The front of the dog will go down first, and you might get a playbow, just don't give the treat (or click) until the backend starts to go down and is committed to going all the way down. You want to reward while going down, because you want the dog to remember how it got into that position.

To make it extra fun, see if you can get the dog to lie down like that and get back up in the stand without moving its paws



LazyGRanch713 said:


> I've read (not personally witnessed) that some dogs need "muscle memory" to sit straight where others do it naturally. I've got poor posture myself, so for me to sit or stand properly is something I have to constantly be aware of and remind myself to do. Other people have good posture and never give it a second thought. When I was learning how to execute a front cross in agility, it took many many many repetitions for it to flow naturally without me even thinking about it. But it was a long time before I go that point, so probably continuing to reward for tucked sits will be your best bet


I know what you're saying, my other dog has a beautiful sit, all square and nice, and she even tucks forward into her sits naturally, I never taught her to do that


----------



## Shandwill (Jul 23, 2010)

I tried luring, and it worked for a second, then she flopped over.  We'll keep working on it! I tend to think that her size and puppy-goofiness makes some things a little more difficult for her, but she'll get it eventually.



lil_fuzzy said:


> To make it extra fun, see if you can get the dog to lie down like that and get back up in the stand without moving its paws


This is my ultimate goal...sounds like LOADS of fun. Ugh. Thanks!


----------



## A&B (Mar 26, 2011)

Have you done any training in 'drive'? Worked beautifully for Batty for both a sloppy sit & drop/down. 

He will literally throw his body down for a drop, squared, even and ready for the next command, and every sit is straight, poised and ready to go. 

Alternatively, I only ever reward proper sits. I don't bother to lure to the correct position, just give a NRM, move away a bit and try again for a better one. 

So it goes "Batty, Sit", he sits but is slumped onto one side. "Uh-uh, Batty, Come" we move away from where we were (so he has to get up) then "Sit" he sits properly, "YES, Good Boy, Well Done" give treat. It took three days with about 4 sessions per day before he had it down pat. Now every sit is picture perfect lol.

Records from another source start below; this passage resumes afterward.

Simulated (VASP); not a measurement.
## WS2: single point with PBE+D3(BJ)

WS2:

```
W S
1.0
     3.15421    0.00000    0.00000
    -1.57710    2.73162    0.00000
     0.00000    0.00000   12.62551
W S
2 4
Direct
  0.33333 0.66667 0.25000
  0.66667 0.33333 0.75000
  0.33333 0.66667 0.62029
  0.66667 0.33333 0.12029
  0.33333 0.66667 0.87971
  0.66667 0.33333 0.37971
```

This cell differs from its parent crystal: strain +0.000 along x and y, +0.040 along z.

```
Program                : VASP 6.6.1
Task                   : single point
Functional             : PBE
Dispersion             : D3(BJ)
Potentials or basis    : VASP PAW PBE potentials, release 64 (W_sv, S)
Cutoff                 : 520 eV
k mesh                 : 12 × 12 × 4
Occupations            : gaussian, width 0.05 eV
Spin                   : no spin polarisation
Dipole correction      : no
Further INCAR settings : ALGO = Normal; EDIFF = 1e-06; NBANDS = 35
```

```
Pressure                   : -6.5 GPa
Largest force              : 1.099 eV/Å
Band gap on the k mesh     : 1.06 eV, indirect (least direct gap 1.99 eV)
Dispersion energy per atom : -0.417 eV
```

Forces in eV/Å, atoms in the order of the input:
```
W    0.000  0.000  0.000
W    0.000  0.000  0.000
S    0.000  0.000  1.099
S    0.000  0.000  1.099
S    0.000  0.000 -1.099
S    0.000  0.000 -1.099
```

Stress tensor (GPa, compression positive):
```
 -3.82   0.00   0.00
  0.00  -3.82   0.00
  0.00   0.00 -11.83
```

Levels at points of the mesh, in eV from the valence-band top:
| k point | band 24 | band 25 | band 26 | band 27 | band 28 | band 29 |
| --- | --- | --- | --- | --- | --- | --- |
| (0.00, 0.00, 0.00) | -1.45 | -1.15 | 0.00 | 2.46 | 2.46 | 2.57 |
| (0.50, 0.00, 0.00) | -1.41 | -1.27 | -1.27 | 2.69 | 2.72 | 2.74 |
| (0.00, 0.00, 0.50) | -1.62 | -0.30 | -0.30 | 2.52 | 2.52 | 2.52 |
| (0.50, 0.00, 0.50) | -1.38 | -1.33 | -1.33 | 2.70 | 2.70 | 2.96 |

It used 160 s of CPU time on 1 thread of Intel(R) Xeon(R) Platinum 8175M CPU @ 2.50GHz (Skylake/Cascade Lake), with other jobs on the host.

I use the clicker, a conditioned reinforcer and a release command. Ie: Yes and the treat does not mean that Batty can get up and walk around, he gets "free" as a release command. This way just because he's been praised he believes it's in his best interest to stay where he is, in that position as it does lead to more treats!


----------



## LazyGRanch713 (Jul 22, 2009)

A&B said:


> *Have you done any training in 'drive'? Worked beautifully for Batty for both a sloppy sit & drop/down.
> 
> He will literally throw his body down for a drop, squared, even and ready for the next command, and every sit is straight, poised and ready to go. *
> 
> ...


That's how I got a sphynx down with my GSD. We would get going with the flirt pole (his absolute favorite toy), and play "red light green light." Free to run, chase, etc, then I'd put the pole straight in the air and give him the "down" signal. He learned the faster he hit down, the faster he'd be released, so he'd slam into a down, fold-back style (front end down first). 
I know someone who taught her dogs that a simple "down" means sphynx down. When the dog is going to be there for awhile, she says "on your hip". They roll onto their hip and are allowed to get more comfortable. (If only I had that ambition). xD


----------



## lil_fuzzy (Aug 16, 2010)

Yep, he does perfect sits in drive, but again, as soon as he sits for more than two seconds he relaxes and rolls back. He always starts off sitting properly, and then always rolls back.


----------